Jan/Feb 2018  •   Reviews & Interviews

I am San Francisco

Review by Gilbert Wesley Purdy


San Francisco Poems.
A. D. Winans.
Little Red Tree Publishing. 2017. 190 pp.
ISBN 978-1935656159.


The first edition of A. D. Winans' San Francisco Poems was released in 2012 and reviewed here in the pages of Eclectica. The second edition has gained 16 poems. Ten poems have been dropped from the text of the first edition. These changes and an expanded autobiographical prologue add 20 pages to the length all of it an improvement upon the book that went before.

Among the poems added is "I am San Francisco." Like most of the poems, it is a catalogue of memories from a long life in the city and on its open-mic circuit.

I am the only word-slinger
in a working class family
I am a ghost lost
in poetry books struggling to find
the right words to a hit song
like my idol Hank Williams, Sr

Winans is a humble-rakish, anti-literary man from family not much involved with books. It is a common qualification for a street poet, but this poet went all in.

Also gloriously common, in the '50s, after he was discharged from the air force, he attended college tuition-free on the old G.I. Bill for as long as he wished to attend. Being a veteran probably got him his part-time job working nights for the Post Office, as well. The G.I. Bill created a flood of poets in those days.

While others held regular jobs and dabbled on the side in the poetry scene, or, perhaps, drank themselves to death, he quit the Post Office job to give his full-time attention to writing. He started a small magazine, Second Coming, which made him a vital player in his place and time. His liver proved to be strong enough for him to survive.

For a street poet, this is a resume for success. This and a penchant for hustling that Winans has to the full. Over the years, his books and interviews have been filled with famous names such as Bukowski, Spicer, Janis Joplin, Ferlinghetti, and others of more local fame, to remind readers that his life and poetry moved among such worlds.

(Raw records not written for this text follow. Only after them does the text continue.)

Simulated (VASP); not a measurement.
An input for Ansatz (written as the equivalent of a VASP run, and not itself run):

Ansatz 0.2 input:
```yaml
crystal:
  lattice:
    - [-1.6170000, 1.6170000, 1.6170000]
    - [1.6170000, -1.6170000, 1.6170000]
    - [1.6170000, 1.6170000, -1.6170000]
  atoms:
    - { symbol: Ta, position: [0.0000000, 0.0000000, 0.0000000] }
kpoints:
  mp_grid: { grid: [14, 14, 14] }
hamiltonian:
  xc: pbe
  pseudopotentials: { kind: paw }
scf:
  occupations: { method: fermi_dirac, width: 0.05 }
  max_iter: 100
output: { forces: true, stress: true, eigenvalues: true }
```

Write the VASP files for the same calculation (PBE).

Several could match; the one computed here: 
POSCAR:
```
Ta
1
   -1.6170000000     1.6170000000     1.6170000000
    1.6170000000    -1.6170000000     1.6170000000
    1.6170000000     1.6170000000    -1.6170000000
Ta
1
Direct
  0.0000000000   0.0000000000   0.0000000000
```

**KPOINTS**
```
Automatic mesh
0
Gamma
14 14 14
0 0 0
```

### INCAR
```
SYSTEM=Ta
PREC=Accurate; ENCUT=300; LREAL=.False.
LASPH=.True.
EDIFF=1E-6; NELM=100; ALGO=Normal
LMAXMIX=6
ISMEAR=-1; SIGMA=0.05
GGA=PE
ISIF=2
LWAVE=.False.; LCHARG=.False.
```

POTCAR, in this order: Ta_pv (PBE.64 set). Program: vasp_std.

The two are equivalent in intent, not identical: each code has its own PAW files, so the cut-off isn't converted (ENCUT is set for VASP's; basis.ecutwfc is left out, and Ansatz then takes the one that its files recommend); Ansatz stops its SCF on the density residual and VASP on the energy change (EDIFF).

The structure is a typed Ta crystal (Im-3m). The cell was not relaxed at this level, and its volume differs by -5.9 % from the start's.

Now he is the wise O.G., the ultimate benefit of survival. In the poem "Call to Poets" he cajoles the younger poets to get the old spirit. Things have changed, and he reminds them of a greater sincerity that used to exist:

Poets unite
forget about a career in poetry
and concentrate on the poem
quit turning out factory
assembly line poems
quit trying to imitate Bukowski

Poets unite
listen to your brothers and sisters
quit being the first poet to read
and the first one to leave

The milieu described in the poem is immediately recognizable to anyone who has spent any period of time in a local open-mic poetry scene.

While A. D. Winans was not among the finest poets of his place and time, he just may have been the most representative. In their way, his poems are as eloquent as any. They capture the unique ways a human life once could play itself out fully invested in the world around it. Both that life and that world may no longer be possible. But we are able to share the harvest of those times through A. D. Winans' San Francisco Poems.